This section discusses the internals of the GUM runtime-system. This should give the user of our system an idea about possible performance costs in the system, without going into too much detail. The current version focuses on the memory management in GUM. Separate sections on communication and scheduling will follow. For a more detailed discussion see our GUM paper.
In this section we give an overview of the design of GUM with special emphasis on memory management. We motivate the design decisions made for GUM and discuss improvements to the basic runtime-system as well as the impact of certain design changes in the new runtime-system for GHC starting with version 4.00 [NewRTS]. For a more detailed discussion of GUM the interested reader is referred to [GUM-IFL].
The key concepts in the design of GUM are an underlying distributed-memory model, a virtual shared heap implemented on top of that model and automatic resource control for both work and data. Based on this design we can identify several components with interrelated tasks:
The ``evaluate-and-die'' thread management model we use in GUM has been developed for the GRIP parallel graph reduction machine [GRIP-eval]. This model uses sparks, pointers to graph structures, in order to represent potential parallelism. Sparks are generated via an explicit par annotation in the program and maintained by the runtime-system in a flat spark pool. A ``sparked'' expression may be executed by an independent thread. However, if another thread needs the value of the expression, and no other thread is evaluating it, this thread will perform the computation itself. We call this behaviour thread subsumption because the potentially parallel work is inlined by another thread, typically the parent thread. This idea of dynamically increasing the granularity of the threads by deferring the decision whether to generate a thread is similar to the independently developed lazy task creation model [LTK].
The synchronisation between threads is implicit via accessing shared ``closures'', nodes in the graph structure. We distinguish between normal-form closures, which represent data, and thunks, which represent work (unevaluated data). If a thread needs the result of a graph structure that is currently being evaluated or that resides on another PE it is blocked on this structure. As soon as the result becomes available the thread is awoken and can continue.
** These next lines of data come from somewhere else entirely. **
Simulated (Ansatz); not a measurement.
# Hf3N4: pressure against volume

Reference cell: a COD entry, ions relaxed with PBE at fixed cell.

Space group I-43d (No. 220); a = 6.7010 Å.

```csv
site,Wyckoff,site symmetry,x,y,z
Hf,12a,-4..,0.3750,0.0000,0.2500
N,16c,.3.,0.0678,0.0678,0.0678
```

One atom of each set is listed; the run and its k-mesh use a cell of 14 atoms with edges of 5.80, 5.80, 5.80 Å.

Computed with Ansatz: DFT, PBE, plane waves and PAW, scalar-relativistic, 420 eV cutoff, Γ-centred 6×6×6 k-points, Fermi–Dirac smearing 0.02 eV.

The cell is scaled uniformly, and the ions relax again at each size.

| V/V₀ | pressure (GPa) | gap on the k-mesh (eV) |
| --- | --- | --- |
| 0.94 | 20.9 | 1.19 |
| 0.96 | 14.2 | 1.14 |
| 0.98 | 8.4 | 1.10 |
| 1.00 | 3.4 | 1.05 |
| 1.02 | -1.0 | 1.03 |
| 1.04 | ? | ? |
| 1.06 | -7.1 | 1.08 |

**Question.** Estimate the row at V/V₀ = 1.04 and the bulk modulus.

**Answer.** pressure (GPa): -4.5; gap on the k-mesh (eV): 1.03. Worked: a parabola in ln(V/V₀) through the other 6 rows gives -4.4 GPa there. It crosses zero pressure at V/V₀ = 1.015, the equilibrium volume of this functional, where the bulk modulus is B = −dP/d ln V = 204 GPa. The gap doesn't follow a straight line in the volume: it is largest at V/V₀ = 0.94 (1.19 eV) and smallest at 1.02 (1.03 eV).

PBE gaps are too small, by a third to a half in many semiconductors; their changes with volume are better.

One basic characteristic of the memory management in GUM is its focus on heap allocated data structures and related to that the transfer of arbitrary graph structures, possibly including unevaluated expressions. Most closely related to our work are Kesseler's studies on graph copying costs in a distributed implementation of Concurrent Clean [Kesseler]. However, rather than adjusting the generic graph packing algorithm, which is similar to our normal-form-only packing, he focuses on using arrays as representation of data that has to be transported. Thus, some of the complexity is lifted from the system to the program level and possible advantages of a lazy data transfer of complex graphs may be lost. Another virtual shared heap implementation of a parallel functional language is pHluid [pHluid]. In this implementation the heap is partitioned into pages, being owned by a specific processor. A cache coherence protocol decides when an entire page has to be sent to another processor, resulting in very coarse-grained communication without the flexibility of a special treatment based on the type of the closure, which we have in GUM. Goldstein [Goldstein] presents a thorough analysis of the performance of different thread management and memory management models in the context of the dataflow-inspired TAM machine. His focus, however, is on the efficiency of a work stealing scheduler with the transfer of stack segments (for different stack representations) rather than arbitrary heap objects.
The older GRIP model used a two level memory hierarchy, where only closures in the global heap have global addresses (GAs), i.e.\ globally unique identifiers. Because no pointers from global to local heap were permitted, graphs in the local heap often had to be globalised, or ``flushed'' into the global heap, for example when updating a potentially shared graph. To improve parallel performance the amount of flushing had to be minimised, a problem that GRIP shares with the more recent design of a shared-memory runtime-system for GHC [SMP-RTS]. See [GRIP-Sparking] for a detailed discussion of GRIP's memory management model.
In order to provide a more generic memory management model the following design decisions have been made for GUM. A flat memory hierarchy is used, i.e. the access to any closure in one PE's heap is uniform. Every globally visible closure in the heap is identified via a global address (GA). The mapping of these GAs to local heap addresses and vice versa is done via a hash table, the global indirection table (GIT). Global indirections (FetchMes) always use the GA to identify the remote object (see Figure ). This design enables separate local garbage collection on each of the PEs, provided that the GIT is rebuilt after every garbage collection to map those GAs, which are still alive, to their new addresses in the heap. Rebuilding the GIT is therefore one major source of overhead of the memory management model. This design is based on the assumption, verified on GRIP, that only a small fraction of the heap is globally visible and that rebuilding the GIT is therefore cheaper than allocating and maintaining one additional word, the GA, for every closure in the system.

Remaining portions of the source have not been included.